News of the mine explosion in Montcoal, West Virginia has dominated headlines all week. The explosion was on Monday. Four days later, several men trapped in the mine at the time of the explosion are still unaccounted for.
UNP author Susan Resnick has been following the news of the disaster, rescue efforts, and stories of the victims and their families especially closely. Resnick is the author of Goodbye Wifes and Daughters, published in March, which tells the story of another mine disaster, in Bearcreek, Montana, in 1943.
Seventy five miners died as a result of the explosion in Bearcreek’s Smith mine, where known safety violations had been ignored in the name of increasing production for the war. As Resnick has followed the news of the Montcoal explosion, she’s been most struck by the similarities between the two explosions, even though they’re separated by more than 60 years.

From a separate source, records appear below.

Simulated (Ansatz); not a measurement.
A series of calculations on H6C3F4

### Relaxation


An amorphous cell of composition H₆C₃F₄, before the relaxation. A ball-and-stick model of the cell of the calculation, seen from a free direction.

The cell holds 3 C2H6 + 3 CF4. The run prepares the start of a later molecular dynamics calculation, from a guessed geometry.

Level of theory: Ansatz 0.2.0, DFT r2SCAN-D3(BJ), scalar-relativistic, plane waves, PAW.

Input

“Another year, another group of men killed in a coal mine. You already know the story, because it rarely changes,” Resnick wrote in an op-ed for the Boston Globe earlier this week. “Inspectors discover violations. Mine operators ignore them. Miners work through the danger because they need to make a living. Gas builds up and explodes. Some men die instantly from the force of the blast, and some die from the carbon monoxide. There are always a few unaccounted for or trapped, and those mysteries keep everyone’s hope alive for a while. Then, usually, they die, too.”